Wednesday, April 2, 2014

"Capitalism and Imperialism" by Imad-ad-Dean Ahmad


A paper delivered on March 17, 2014 at the 2014 Istanbul Liberty Network conference in Istanbul Turkey by Imad-ad-Dean Ahmad, Minaret of Freedom Institute

I have noticed that the main opposition to capitalism in the Muslim world, as in the third world in general, is its association with imperialism. This association is unfortunate and has impeded the Muslim world from engaging in the free markets that are its birthright under the Qur'an and sunnah. While some capitalists have eagerly pursued and benefitted from imperialist policies, as did such socialist regimes as the late, unlamented Soviet Union, not only is imperialism not an inherent element of capitalism, but it is inherently opposed to the principles of a free market, and has been condemned by such major advocates of free markets as Adam Smith, Edmund Burke, and Murray Rothbard. There are several reasons for this unfortunate association of imperialism and capitalism:

*    The establishment of crony capitalism in some of the puppet dictatorships established by capitalist imperialist powers
*    The tendency toward empire of emerging world powers from which neither the capitalist nor Islamic civilization have been exempt
*    The hijacking of the American right by the neoconservatives
*    The Westernization that has accompanied the opening of markets to the West, so-called "cultural imperialism"
*    The role of corporatism in the imperial enterprises of the Western  powers
*    The failure of modern conservatives and libertarians to categorically repudiate imperialism as a violation of free market principles...
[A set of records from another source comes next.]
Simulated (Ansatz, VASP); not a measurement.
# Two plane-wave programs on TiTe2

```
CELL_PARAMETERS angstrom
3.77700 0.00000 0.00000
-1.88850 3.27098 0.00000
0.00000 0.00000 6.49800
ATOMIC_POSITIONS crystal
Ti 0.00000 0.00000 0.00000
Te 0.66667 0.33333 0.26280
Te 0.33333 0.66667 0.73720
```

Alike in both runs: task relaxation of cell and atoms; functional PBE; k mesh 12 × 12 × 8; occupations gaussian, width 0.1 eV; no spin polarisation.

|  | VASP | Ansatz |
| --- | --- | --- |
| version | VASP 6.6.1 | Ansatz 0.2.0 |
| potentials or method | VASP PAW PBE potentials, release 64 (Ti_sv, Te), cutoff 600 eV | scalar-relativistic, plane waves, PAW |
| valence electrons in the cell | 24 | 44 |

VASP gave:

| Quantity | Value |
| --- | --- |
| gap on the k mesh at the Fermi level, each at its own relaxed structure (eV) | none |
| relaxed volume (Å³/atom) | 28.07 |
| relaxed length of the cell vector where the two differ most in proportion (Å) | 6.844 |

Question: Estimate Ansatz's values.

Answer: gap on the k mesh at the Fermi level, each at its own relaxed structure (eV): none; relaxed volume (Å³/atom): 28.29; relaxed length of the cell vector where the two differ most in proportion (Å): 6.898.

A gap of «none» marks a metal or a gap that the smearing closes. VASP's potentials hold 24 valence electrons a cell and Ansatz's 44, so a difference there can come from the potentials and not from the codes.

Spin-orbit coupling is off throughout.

Read the full paper: http://www.minaret.org/Imperialism.pdf

1 comment:

  1. I disagree with the author's argument that the only reason Muslims are skeptical about capitalism is its association with imperialism. "Capitalism" is indeed a pejorative term, because it does not simply mean "free markets" but connotes many other less pleasant things: Massive accumulation of wealth in the hands of a few while many are impoverished; the destruction of craft labor in favor of mass production of shoddy, identical products by people working in horribly inhuman conditions; and above all, a spiritual value system that directs people to put most of their energy and attention into struggling for material things in this life, rather than spiritual things in both this life and the next.

    Islam limits the free market in many ways. Most importantly, it tells us not to accumulate wealth, as Surat at-Takathur insists so succinctly. Without wealth accumulation, there is no capitalism as it exists today. The traditional Muslim market is "free" in the sense that it is untrammeled by government taxation and regulation; but each merchant makes sure that nobody comes out way ahead of anyone else. If one rug merchant is having a bad day while another makes a good sale, the lucky one spends the rest of the day directing customers to his "rival." All the merchants are motivated not by trying to make more money, but by trying to provide a good product at a fair price. Once they make more money than they need, they are under the religious obligation to give it away rather than pile it up. This is not the "rigorously competitive free market" of Adam Smith - and thank God for that!

    The Qur'an warns us against the excessive enjoyment of the things of this world (consumer culture) by calling drinking alcohol and gambling "abominations." Today's capitalist, consumer-culture world is full of abominations never dreamed of in the time of the Prophet, SAAS. We are surely living in the end times, when ignorant Bedouin tribesman compete in building skyscrapers (a perfect description of Dubai and Riyadh) and "the slave girl gives birth to her mistress" (the flighty, irresponsible airhead has authority over the mature, responsible person - see Robert Bly's The Sibling Society for details).